Numerics in OpenFoam - PBiCG vs. PCG
So the numerical scheme (fvScheme) will affect the property of the matrix to invert and we should choose properly the solver/solving algorithm (fvSolution) in order to solve it properly. Depending on the form of matrix depended on structured or unstructured mesh something like that.
Quote:
Hi Frog,
Meindert already mentioned, the difference between a PCG or a PBiCG,...
you can find in any textbook about linear iterative solvers like
Wessling, Saad, Trefethen, Stran,.... I think the book from Saad you find free on the www.
But I think your problems are a bit different.
Sine OF is a segregated solver, for every field (variable) there has to be solved a
linear system (i.e. for U, p,...) you have AU=b, Bp=c, A;B matrices.
Your choice of the numerical schemes
(entries for the operator discretization in fvSchemes, i.e.
(linear, upwind, limitedLinear,...)
for the operators is respobsible of the coefficients of this matrices.
So the choice of operators regarding f.i. U are responsible for the
properties/coefficients of the matrix A
The choice of your solution/solving algorithm (i.e. entries in fvSolution)
is responsible which iterative solver is used to solve your linear system.
So choosing f.i. PCG for U and PBiCG for p,
AU=b is solved iteratively bc PCG, Bp=c with PBiCG
and so forth.
Being also a mathematician, as a book enlighting CFD and numerics, I would also recommend Ferziger/Peric: Computational methods for fluid dynamics
Th.
Meindert already mentioned, the difference between a PCG or a PBiCG,...
you can find in any textbook about linear iterative solvers like
Wessling, Saad, Trefethen, Stran,.... I think the book from Saad you find free on the www.
But I think your problems are a bit different.
Sine OF is a segregated solver, for every field (variable) there has to be solved a
linear system (i.e. for U, p,...) you have AU=b, Bp=c, A;B matrices.
Your choice of the numerical schemes
(entries for the operator discretization in fvSchemes, i.e.

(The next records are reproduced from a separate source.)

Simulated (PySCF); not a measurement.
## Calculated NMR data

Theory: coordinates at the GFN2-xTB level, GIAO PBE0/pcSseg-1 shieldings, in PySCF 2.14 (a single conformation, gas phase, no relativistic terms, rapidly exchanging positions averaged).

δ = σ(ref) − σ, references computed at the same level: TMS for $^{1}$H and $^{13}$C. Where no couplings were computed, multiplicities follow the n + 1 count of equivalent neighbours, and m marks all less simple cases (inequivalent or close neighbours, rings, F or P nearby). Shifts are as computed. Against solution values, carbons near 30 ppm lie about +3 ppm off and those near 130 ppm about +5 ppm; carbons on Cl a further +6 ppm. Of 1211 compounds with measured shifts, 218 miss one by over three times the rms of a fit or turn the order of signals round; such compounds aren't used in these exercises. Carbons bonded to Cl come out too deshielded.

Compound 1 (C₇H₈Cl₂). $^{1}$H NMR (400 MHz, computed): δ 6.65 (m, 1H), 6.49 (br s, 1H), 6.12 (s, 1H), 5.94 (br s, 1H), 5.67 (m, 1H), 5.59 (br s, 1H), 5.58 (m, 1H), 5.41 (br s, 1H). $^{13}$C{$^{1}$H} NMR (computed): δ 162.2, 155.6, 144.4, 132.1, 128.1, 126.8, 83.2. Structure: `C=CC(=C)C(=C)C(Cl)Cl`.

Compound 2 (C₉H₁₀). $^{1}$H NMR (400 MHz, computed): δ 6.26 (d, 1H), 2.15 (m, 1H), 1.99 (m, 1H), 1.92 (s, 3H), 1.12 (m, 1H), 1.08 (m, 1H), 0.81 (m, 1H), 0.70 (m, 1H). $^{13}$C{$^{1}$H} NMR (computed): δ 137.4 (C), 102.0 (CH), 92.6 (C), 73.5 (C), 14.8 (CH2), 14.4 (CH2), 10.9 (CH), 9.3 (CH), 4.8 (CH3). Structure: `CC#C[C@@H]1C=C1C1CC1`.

(linear, upwind, limitedLinear,...)
for the operators is respobsible of the coefficients of this matrices.
So the choice of operators regarding f.i. U are responsible for the
properties/coefficients of the matrix A
The choice of your solution/solving algorithm (i.e. entries in fvSolution)
is responsible which iterative solver is used to solve your linear system.
So choosing f.i. PCG for U and PBiCG for p,
AU=b is solved iteratively bc PCG, Bp=c with PBiCG
and so forth.
Being also a mathematician, as a book enlighting CFD and numerics, I would also recommend Ferziger/Peric: Computational methods for fluid dynamics
Th.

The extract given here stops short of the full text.